Somwang Assarasi, deputy chairman of the United Front for Democracy against Dictatorship, met yesterday with Department of Special Investigation (DSI) director-general Tharit Pengdit and offered his own money to double the Bt1-million bounty on each of the seven cases, to increase the incentive and bring about a speedy arrest of the culprits.

He said other red-shirt leaders may follow in his footsteps and donate assets, such as plots of land, to increase the rewards.
Tharit welcomed the move, saying he had checked with legal experts and found that it was possible for outsiders to contribute to the bounties.
Meanwhile, red-shirt activist Jatuporn Prompan gave a statement to DSI investigators yesterday about the 91 deaths during the 2010 political strife.
He said he told the agency to obtain footage from a surveillance camera installed at the Centre for Resolution of the Emergency Situation (CRES), located at the 11th Infantry Regiment’s barracks, as he had been informed that Royal Thai Police vans had been seen entering the centre carrying people dressed in black.
He also told the DSI it should question the soldier who collected and recorded orders issued by the CRES, as well as the person who prepared a diagram of an alleged network of people plotting to overthrow the monarchy.
Opposition and Democrat Party leader Abhisit yesterday questioned what he called Jatuporn’s “changing theory” over the so-called “men in black”. 
He said Jatuporn had earlier said there were no men-in-black, but now he admitted that the men did exist and that he had seen them in police cars.

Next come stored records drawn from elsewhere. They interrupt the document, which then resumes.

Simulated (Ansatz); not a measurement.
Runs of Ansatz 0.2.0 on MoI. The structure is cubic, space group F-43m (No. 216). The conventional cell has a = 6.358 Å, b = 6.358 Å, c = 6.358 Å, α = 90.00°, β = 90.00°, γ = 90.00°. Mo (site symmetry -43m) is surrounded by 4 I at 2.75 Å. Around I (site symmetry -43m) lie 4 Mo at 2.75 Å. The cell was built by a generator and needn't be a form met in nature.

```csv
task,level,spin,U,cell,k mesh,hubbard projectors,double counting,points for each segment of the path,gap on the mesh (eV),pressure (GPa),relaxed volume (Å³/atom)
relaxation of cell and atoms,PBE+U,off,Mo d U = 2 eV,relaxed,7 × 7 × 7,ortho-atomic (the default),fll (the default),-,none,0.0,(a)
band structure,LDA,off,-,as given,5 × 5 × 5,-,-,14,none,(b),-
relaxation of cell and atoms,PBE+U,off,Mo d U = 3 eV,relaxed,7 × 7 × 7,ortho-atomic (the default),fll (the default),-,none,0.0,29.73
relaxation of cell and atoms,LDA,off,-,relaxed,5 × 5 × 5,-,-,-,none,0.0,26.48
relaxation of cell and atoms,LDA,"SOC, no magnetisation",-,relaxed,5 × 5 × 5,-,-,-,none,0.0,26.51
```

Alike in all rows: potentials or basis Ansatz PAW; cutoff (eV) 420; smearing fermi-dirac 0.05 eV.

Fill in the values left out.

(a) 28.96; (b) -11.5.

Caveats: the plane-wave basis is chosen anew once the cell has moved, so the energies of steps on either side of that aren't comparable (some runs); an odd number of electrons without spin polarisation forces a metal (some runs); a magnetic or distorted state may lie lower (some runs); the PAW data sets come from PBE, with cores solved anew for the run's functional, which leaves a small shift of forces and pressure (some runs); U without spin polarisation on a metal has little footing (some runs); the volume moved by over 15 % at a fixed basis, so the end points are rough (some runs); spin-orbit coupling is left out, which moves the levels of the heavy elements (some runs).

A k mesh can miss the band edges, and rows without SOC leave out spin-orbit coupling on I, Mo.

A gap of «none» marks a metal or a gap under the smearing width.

In a separate development, Surachai Thaewatat, a close aide to the late red-shirt Army Maj Gen Kattiya Sawasdiphol, told the Criminal Court yesterday that he did not trade in illegal weapons.
Surachai, 28 and a native of Buri Ram province, was arrested on June 2010 and accused of trading war weapons, including grenades, guns and bullets, without permits, and owning illegal firearms. Prosecutors said the arrest of Surachai took place in Bang Lamung in Chon Buri.
The court scheduled witnesses to testify in July next year. Some 28 witnesses are due to testify.